The Rise of Purpose-Driven E-Commerce Brands: Finding Your 'Why'

March 5, 2020

Your e-commerce brand may already provide great products and customer service, but did you know that connecting with your customers on an emotional level is also imperative to success in each global market where you do business? In order for your brand to thrive, your global customers must have a sense of your brand's purpose. Do they know who you are and what you stand for?

Purpose-driven brands are winning over customers not just in the U.S., but internationally. According to Kantar's Purpose 2020 report, more than half of global consumers said they prefer brands that have a point of view and stand for something.  

What does it mean to be a purpose-driven e-commerce brand? It's about having a mission that is greater than making a profit or delivering a great product. It's about your Why. Why do you do what you do? Marketer Simon Simonek explored this in his TED Talk, How Great Leaders Inspire Action, using such brands as Apple to illustrate how the Why inspires people to engage, take action, and rally around a brand or company.

A glimpse at the most popular Super Bowl television ads from the last two years illustrates the rise of the purpose-driven brand. Nearly 63 percent of global consumers surveyed by Marketing Dive said they prefer to make purchases from companies that stand for a purpose that reflects their own values and beliefs and will avoid companies that don't. If your brand really wants to connect with cross-border e-commerce customers, your business should consider supporting a cause with an impact that translates worldwide, and be authentic and intentional about it.

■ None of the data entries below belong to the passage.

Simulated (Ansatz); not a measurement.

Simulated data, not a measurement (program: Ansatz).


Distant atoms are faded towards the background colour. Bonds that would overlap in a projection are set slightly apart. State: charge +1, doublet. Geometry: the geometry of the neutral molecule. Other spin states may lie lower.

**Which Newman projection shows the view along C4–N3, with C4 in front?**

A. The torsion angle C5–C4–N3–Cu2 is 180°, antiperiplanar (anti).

Here are three leading global causes that resonate with consumers:

  1. The environment. 81 percent of global consumers feel strongly that companies should be doing more to help protect the environment. That includes manufacturing sustainably-made goods and packaging, using eco-friendly transportation methods to move those goods, and more. Access to clean water is another top issue for consumers around the world. Brands such as Stella Artois, Peet's Coffee, Ikea, and Pepsi are all actively involved in partnerships with global water charities. Does your brand have anything to share with your global customers on this issue?  
  2. Fair trade or ethical sourcing. Consumers around the world increasingly want to purchase goods based on their beliefs about how those goods are produced and how the people who make them are treated. In fact, Deloitte reveals that 28 percent of global consumers surveyed in the U.S., Brazil, the U.K., and China will factor in a brand's treatment of its workers when making a purchase. The global fair trade movement is a push to develop more transparent supply chains that can support equity in trade between nations for more sustainable development. In the U.S. alone, 25 percent of consumers said they are willing to pay more for fair trade-certified goods. Research your target markets to understand how your consumer audience feels about supporting union-made products, supporting migrant  workers, and organic or sustainable products. They'll likely want to read clear messaging on e-commerce sites on who made the goods and where, and how fairly those workers were treated and compensated.
  3. Equality. Gender equality is a global issue that many consumers care about deeply. Consider that in most countries, women make the majority of purchasing decisions for their families when it comes to home goods and furniture, travel, automotive, and consumer electronics. Yet, in a recent survey,  74 percent of global consumers said that the way gender is portrayed by brands is completely out of touch. Conversely, there is now a major push for more gender-neutral representation in traditionally female retail categories such as beauty and personal goods. As you build out your cross-border e-commerce websites, consider how you are connecting with and representing gender equality. How are you positioning your company with consumers of all genders? Are you inclusive? How diverse is your company and does it reflect the diversity of your consumers?

The challenge is to present your brand's core beliefs in an authentic way that resonates with consumers in all the markets where you do business. We recommend looking for opportunities to incorporate messaging about your cause throughout your website and product descriptions.

If your "Why" comes across as a marketing gimmick or as insincere, customers will see right through it. It's also important that your purpose is reflected not just in a marketing campaign or as a written statement on your e-commerce website, but also in demonstrable actions. Has your brand participated in any fundraising or volunteer events that support worldwide causes?

For example, for International Women's Day last year, direct-to-consumer beauty brand Benefit Cosmetics shut down all of their global e-commerce websites for the day. The brand, whose global workforce is 90 percent female, decided to close shop for that day and instead, shared resources for women around the world on how to demand pay equality, respond to sexual harassment in the workplace, and learn new skills.

Companies that can successfully communicate their beliefs will connect with international consumers who feel the same way. Tapping into the emotional center of what your cross-border customers truly care about can help your brand make a strong impact, build loyalty with consumers, and invite them to be a part of your brand's mission.